One could work this out by hand. Since the variance of a Bernoulli random variable is \(p(1-p)\), the mean-square error of our estimator is \[ \frac{\frac{\pi}{4}(1 - \frac{\pi}{4})}{n} \approx \frac{0.169}{n} . \] So we need \[n = \frac{0.169}{(10^{-6})^2} \approx 169 \text{ billion} . \]

That said, if we are trapped on our desert island, maybe we don’t know what \(\frac{\pi}{4}(1 - \frac{\pi}{4})\) is. In that case we could do this using the can and the box. Our estimate of the variance is

var_est <- var(in_box(rain_x, rain_y))
var_est / (1e-6)^2
[1] 168305380974

We will probably spend a long time waiting for that much rain!

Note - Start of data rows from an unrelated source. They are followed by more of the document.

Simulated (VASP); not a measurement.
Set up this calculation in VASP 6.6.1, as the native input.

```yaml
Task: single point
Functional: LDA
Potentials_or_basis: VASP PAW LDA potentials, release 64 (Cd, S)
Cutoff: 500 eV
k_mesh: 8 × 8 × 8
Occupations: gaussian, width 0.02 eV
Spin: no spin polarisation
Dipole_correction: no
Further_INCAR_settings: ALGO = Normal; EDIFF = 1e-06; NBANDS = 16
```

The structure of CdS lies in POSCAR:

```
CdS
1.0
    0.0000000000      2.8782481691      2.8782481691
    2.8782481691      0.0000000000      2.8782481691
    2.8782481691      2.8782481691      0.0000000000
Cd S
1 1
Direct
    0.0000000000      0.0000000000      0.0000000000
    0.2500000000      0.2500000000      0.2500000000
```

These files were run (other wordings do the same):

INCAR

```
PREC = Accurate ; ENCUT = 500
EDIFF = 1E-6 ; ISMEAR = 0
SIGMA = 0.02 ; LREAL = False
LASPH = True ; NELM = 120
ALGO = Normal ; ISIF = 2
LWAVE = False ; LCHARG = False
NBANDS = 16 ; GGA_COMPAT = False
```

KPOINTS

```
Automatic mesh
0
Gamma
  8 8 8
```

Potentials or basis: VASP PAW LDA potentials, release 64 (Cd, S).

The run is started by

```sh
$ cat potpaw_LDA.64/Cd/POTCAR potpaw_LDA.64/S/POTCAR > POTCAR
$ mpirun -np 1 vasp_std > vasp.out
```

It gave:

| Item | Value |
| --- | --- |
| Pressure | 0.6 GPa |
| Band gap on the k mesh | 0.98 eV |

4.      Let \(h(x) = 1/(x + 0.1)\). We wish to estimate \(\int_0^5 h(x) \, \mathrm{d}x\) using a Monte Carlo method.

(a)   Estimate the integral using \(X\) uniform on \([0,5]\).

Solution.

n <- 1e6
integrand <- function(x) 1 / (x + 0.1)
samples1 <- runif(n, 0, 5)
mean(5 * integrand(samples1))
[1] 3.929335

(In fact, the true answer is \(\log(5.1) - \log(0.1) = 3.932\), so it looks like this is working correctly.)

(b)   Can you come up with a choice of \(X\) that improves on the estimate from (a)?

Solution. Let’s look at a graph of the integrand \(h\).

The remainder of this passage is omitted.